Its five years since the European Union underwent its first great wave of eastern enlargement. In the run up to the accession in 2004 of eight former communist countries and the further accession of Bulgaria and Romania in 2007, many politicians and leaders of EU member states justified eastern enlargement with rhetoric of reuniting a divided Europe. It was the duty of western Europeans to make up for previous wrong-doings and re-build the kinship ties and community that Europeans share.
Whether or not these assertions were merely rhetoric masking different motivations has been intensely debated. But at present, particularly in times of national recessions and mass job losses, pro-Europeans are calling for the need of a shared European identity with renewed vigour, in order to take EU integration and enlargement even further. Without a sense of ‘Europeanness’ the EU dream of an ‘ever closer union’ will drag to a dismal halt.

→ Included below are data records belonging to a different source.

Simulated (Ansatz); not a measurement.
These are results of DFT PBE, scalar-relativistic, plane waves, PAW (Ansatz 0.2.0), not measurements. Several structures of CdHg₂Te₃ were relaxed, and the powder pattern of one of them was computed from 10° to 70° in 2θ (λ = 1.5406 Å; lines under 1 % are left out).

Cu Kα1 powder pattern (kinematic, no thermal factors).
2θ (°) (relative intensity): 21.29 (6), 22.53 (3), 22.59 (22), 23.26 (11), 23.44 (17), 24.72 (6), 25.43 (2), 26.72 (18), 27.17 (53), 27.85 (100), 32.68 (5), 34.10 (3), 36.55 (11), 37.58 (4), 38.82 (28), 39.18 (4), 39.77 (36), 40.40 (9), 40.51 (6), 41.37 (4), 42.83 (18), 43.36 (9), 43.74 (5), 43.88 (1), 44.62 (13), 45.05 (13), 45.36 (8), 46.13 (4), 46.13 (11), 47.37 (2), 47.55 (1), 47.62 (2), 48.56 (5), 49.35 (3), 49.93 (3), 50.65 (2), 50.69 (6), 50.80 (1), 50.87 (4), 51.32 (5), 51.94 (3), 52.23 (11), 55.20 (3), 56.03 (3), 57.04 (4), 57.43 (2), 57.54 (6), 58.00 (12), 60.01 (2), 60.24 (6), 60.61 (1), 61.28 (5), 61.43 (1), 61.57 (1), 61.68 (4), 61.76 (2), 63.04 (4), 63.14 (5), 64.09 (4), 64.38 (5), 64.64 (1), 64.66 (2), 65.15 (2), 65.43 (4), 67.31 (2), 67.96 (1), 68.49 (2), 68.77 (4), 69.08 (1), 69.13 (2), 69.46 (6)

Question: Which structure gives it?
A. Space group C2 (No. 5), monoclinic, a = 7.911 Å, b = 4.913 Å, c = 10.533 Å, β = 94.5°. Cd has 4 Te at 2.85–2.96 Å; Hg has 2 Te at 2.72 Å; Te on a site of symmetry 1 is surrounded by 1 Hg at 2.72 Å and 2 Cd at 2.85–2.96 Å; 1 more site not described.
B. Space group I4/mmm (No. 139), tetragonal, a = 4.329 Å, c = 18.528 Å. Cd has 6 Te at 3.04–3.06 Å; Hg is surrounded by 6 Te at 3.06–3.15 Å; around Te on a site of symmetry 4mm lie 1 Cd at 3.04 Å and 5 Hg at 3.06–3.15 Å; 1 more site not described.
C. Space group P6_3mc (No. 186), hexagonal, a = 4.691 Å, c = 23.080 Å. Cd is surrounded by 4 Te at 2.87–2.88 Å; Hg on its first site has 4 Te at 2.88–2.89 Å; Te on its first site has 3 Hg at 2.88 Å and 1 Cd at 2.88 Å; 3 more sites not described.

But what does ‘being European’ mean? Living in the UK, we can at times seem particularly detached from the former communist countries that joined in 2004, not just geographically but culturally as well.
Here at Cambridge University however, European culture and diversity can be found in many places. Many students – benefiting from equal fees for all EU students – come from all over Europe, including growing numbers from the most eastern countries. Adrian Tuchel, Chairman of the Cambridge branch of The New Europe Society, estimates that in addition to the number of EU students and college staff, almost a third of University Fellows are of European origin. The expertise of European academics has been important over our 800 year history and of course, the university welcomed and provided a home to many who escaped from their own countries during political unrest and times of persecution.
For Mr Tuchel, it is through cultural exchange and travel within the eastern European countries that shared European feelings and identity will become more apparent to young people in the UK. He warns of how Europe is still too often divided into categories of east and west: “There is no old and new Europe, there is only one. It is time for the younger generations to break this ‘wall’ and learn more of each other.”
Liz Davies of Emmanuel College believes that being a member of the EU is something that young people in the UK don’t concern themselves with: “It’s easy to brush off the EU as something that we’re just part of that doesn’t make a massive difference to our lives.” When visiting Poland she recalled: “I got much more of a sense of how much it meant to ordinary Polish people to be part of a pan-European community.” In Warsaw one afternoon, her group was given an impromptu tour of the city by a man eager that they really understood the monuments and the sights of Warsaw and what they meant to the Polish people. He’d only recently returned to Poland after working in a bank in Monte Carlo but told Liz his memories of how both under Nazism and Communism some of his classmates had simply disappeared or been forced to leave. In his youth he’d learnt French and Russian and he’d picked up some English from the BBC. Liz described him afterwards as ‘the most European person’ she’d ever met.